Portrait of Manu Chao

05 septembre 2001
02m 24s
Ref. 00401

Information

Summary :

The day after the Manu Chao concert at La Halle de la Villette in Paris, portrait of a political musician with global success, a symbol of anti-globalisation. Commentary over images by Manu Chao in Mexico at Tijuana and an extract from the music video from Me gustas tu mixed with comments from the audience and interviews with Manu Chao, first in Mexico to talk about the sounds that he's created, then in Gênes in July 2001 where he denounces a certain economic dictatorship of the moment.

Media type :
Broadcast date :
05 septembre 2001
Source :
Personnalité(s) :
Themes :

Context

Born the 21st of June 1961 to Spanish parents, Manu Chao - having just graduated - threw himself into music, participating actively in a multitude of groups renewing the French rock scene at the beginning of the 80s. A mixed influence of punk, rockabilly, reggae and latin music, Chao accompanied by his brother Antoine, founded Mano Negra in 1987 who, with a handful of records (Patchanka in 1988, King of Bongo in 1991 and Casa Babylon in 1994) impose themselves as the spearhead of alternative French rock.

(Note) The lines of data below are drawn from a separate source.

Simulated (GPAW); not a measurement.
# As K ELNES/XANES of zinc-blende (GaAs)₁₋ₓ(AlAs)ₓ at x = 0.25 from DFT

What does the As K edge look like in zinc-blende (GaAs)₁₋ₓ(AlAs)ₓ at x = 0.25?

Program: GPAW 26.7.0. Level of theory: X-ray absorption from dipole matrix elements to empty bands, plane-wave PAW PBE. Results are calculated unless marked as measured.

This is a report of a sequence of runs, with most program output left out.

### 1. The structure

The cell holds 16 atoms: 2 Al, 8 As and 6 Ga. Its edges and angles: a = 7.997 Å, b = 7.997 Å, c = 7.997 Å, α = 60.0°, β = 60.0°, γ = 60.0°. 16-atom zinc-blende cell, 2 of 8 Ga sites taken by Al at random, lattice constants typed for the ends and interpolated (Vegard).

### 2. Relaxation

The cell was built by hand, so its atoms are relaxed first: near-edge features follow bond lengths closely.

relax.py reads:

It was with the breakup of the group in 1994 that Manu Chao decided to launch a solo career. At the end of a long trip around the world (Africa and South America), he released in 1998 Clandestino, an album in the form of a logbook placed under the sign of hybridisation and crossbreeding of styles. This music both intimate and open for all cultures of the world found its audience (the album sold over 3 million copies) and Chao became not only an internationally recognized artist but, progressively more implicated in the alter-globalist movement, a sort of counterculture icon, notably in South America.

In 2001 Chao released the album Proxima Estacion: Esperanza, the natural progression of Clandestino and headed out on the roads of the whole world with his group Radio Bemba. His last album La Radiolina, a lot more rock and electric, seems to tie in with the Mano Negra spirit once again.

Stéphane Ollivier

Transcription

Elise Lucet
He's a citizen of the world that rallies against globalisation. But he doesn't use slogans, just songs. In a few months, Manu Chao has become a symbol, and his last album was a planetary success. He sold more than a million and a half copies of it, his concerts are sold-out. He was in Paris last night after a tour throughout France that lasted over four months. Sabine Gorny, Jean-Pierre Heckman.
(Music)
Sabine Gorny
His distinctive trait, that strange bonnet and the very singular telescoping of sounds. Manu Chao, he's Latin tempo in the flesh. A music that's coloured with the sun, reggae, salsa and fiesta.
Speaker
Very danceable, I mean, in great shape, alive, really alive. It was great, we leave with a smile on our face. A door to the world, the trip. Look at that, the people don't want to go, I don't care, I have my sleeping bag.
Sabine Gorny
It's the story of a great traveller, quite handy playing with rhythms and words. Paris was too small for him, so he hit the road: Rio, Mexico, searching for bizarre sounds, musical passports.
(Music)
Manu Chao
I bring a small microphone and I record here and there, or from videos or from the radio, from the television, or people talking in a bar, or people that are telling me stories. I take things on the spot and fiddle with them.
(Music)
Sabine Gorny
A planetary success, but this warrior of words is able to juggle with popular music, solidarity and revolution. No more than a hundred twenty francs for a concert ticket. Like in the good old days of militant alternative rock music, he has chosen his side. In Gênes, he sang for free next to demonstrators.
Manu Chao
There's a certain economic dictatorship going on right now in the world, and this massive dictatorship isn't good for my kids, nor for the future of anyone's kids. If we keep this up, it will be a collective suicide.
(Music)
Manu Chao
Through the strength of things, I'm in the process of becoming more and more of a symbol of all this. I'm on the covers of anti-globalisation newspapers, bam! my face.
Sabine Gorny
With more than four million albums sold, Manu Chao still remains at the core of this business system that he never ceases to denounce. And in order to not recover after his tour, the globe-trotting, singing citizen is going to slip away, he's got other people to visit elsewhere.